[Rcpp-devel] short, unsigned short, long, unsigned long, long double
Douglas Bates
bates at stat.wisc.edu
Tue Apr 6 14:24:47 CEST 2010
On Tue, Apr 6, 2010 at 7:15 AM, Douglas Bates <bates at stat.wisc.edu> wrote:
> On Tue, Apr 6, 2010 at 6:54 AM, Romain Francois
> <romain at r-enthusiasts.com> wrote:
>> Hello,
>>
>> I have added support for these primitive types in Rcpp, so that one can
>> wrap containers such as :
>>
>> std::vector<short>, ...
>>
>> Is this something that should be protected in case there is no "short",
>> "long", etc ?
>
> You can check in R's .Machine object on the various sizes for which R
> scans. It can tell you if there is a difference between long and long
> long or between double and long double. It does not list anything
> regarding short. The sum of double.digits and double.exponent is the
> number of bits in a double. Generally log(.Machine$integer.max, 2) is
> 1 less than the number of bits in an int.
>
>
>> str(.Machine)
> List of 18
> $ double.eps : num 2.22e-16
> $ double.neg.eps : num 1.11e-16
> $ double.xmin : num 2.23e-308
> $ double.xmax : num 1.80e+308
> $ double.base : int 2
> $ double.digits : int 53
> $ double.rounding : int 5
> $ double.guard : int 0
> $ double.ulp.digits : int -52
> $ double.neg.ulp.digits: int -53
> $ double.exponent : int 11
> $ double.min.exp : int -1022
> $ double.max.exp : int 1024
> $ integer.max : int 2147483647
> $ sizeof.long : int 4
> $ sizeof.longlong : int 8
> $ sizeof.longdouble : int 12
> $ sizeof.pointer : int 4
>> log(.Machine$integer.max, 2)
> [1] 31
Perhaps I am not answering the question that you asked - that sort of
thing happens when answering email while still on the first cup of
coffee. More helpful might be the comments in the limits include file
for libstdc++ on Debian/Ubuntu
// The numeric_limits<> traits document implementation-defined aspects
// of fundamental arithmetic data types (integers and floating points).

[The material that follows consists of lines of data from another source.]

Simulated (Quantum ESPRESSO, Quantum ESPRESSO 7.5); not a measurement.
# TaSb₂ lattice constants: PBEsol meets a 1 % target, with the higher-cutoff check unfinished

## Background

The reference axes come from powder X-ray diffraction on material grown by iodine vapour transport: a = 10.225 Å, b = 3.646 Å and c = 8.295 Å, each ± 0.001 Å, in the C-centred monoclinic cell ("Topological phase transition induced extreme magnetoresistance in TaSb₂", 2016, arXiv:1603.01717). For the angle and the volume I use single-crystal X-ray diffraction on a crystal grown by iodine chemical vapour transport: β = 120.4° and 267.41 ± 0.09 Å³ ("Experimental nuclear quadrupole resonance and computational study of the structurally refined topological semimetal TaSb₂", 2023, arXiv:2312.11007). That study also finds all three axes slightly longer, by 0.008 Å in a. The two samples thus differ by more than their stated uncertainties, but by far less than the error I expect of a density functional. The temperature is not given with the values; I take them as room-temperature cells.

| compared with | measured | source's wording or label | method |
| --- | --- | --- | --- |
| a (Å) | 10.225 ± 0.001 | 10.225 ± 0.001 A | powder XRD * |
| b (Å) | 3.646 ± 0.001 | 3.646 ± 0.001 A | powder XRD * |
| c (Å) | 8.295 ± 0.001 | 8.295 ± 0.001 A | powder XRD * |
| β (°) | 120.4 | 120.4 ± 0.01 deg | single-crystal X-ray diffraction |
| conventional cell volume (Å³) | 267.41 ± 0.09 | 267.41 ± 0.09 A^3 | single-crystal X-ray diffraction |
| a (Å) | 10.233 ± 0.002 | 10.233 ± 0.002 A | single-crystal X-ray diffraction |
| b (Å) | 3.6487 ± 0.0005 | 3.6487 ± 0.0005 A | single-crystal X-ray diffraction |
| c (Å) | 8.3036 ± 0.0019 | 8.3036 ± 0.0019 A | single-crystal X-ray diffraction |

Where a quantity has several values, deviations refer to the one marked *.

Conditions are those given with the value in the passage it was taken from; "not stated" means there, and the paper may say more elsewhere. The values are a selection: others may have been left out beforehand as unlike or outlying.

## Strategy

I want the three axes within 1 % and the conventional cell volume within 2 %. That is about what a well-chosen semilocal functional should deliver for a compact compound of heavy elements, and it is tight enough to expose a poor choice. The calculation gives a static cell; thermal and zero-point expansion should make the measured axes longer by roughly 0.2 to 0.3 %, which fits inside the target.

// From Standard C++ point of view, there are 13 such types:
// * integers
// bool (1)
// char, signed char, unsigned char (3)
// short, unsigned short (2)
// int, unsigned (2)
// long, unsigned long (2)
//
// * floating points
// float (1)
// double (1)
// long double (1)
//
// GNU C++ understands (where supported by the host C-library)
// * integer
// long long, unsigned long long (2)
//
// which brings us to 15 fundamental arithmetic data types in GNU C++.
So it looks like short is part of standard C++ but not long long.